Antitrust claim lobbed at IBM

 

IBM could soon find itself fending off antitrust accusations in the EU.

A company known as T3 Technologies filed a complaint with the European Commission on Tuesday alleging that IBM is unfairly using its position within the mainframe market to sell bundled hardware and software systems.

T3, which hails from Florida and bills itself as "the other mainframe company " launched a similar complaint with the US Department Of Justice in 2007.

In that filing, the company alleges that IBM unfairly used its dominance over the mainframe software market to push its hardware.

"Because 85 per cent of the mainframe users have adopted IBM's operating systems, thousands of companies have invested over a trillion dollars in IBM-compatible software and hardware," reads the filing.

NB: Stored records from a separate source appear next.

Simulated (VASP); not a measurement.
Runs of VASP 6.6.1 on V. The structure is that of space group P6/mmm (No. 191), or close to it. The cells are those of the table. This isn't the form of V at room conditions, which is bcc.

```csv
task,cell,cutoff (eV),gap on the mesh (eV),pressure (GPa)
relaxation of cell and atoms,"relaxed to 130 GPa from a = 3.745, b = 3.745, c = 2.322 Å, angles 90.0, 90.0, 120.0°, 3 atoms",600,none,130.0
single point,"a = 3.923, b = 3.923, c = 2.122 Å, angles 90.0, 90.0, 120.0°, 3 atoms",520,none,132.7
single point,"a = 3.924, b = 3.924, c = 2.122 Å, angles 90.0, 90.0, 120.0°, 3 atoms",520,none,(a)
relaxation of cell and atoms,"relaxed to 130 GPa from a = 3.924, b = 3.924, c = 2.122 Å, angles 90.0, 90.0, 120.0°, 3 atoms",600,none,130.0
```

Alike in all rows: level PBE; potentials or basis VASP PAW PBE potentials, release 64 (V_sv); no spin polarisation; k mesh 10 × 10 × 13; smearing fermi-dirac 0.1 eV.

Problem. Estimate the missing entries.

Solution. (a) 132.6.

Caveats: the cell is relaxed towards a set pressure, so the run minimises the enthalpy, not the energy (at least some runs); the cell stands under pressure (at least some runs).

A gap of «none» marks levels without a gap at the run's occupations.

"Those users (who reasonably expected that IBM would continue fairly and reasonably offering its operating system and technical support for use on competing hardware) are not "locked in" to using IBM-compatible hardware and software."

The complaint alleges that beginning in 2002, Big Blue began to push T3 out of the market by making it difficult for customers to install IBM software on T3 mainframe hardware.

IBM had previously faced a similar complaint from Platform Solutions, though the case was snuffed out when IBM acquired Platform Solutions last summer and both sides agreed to drop legal claims.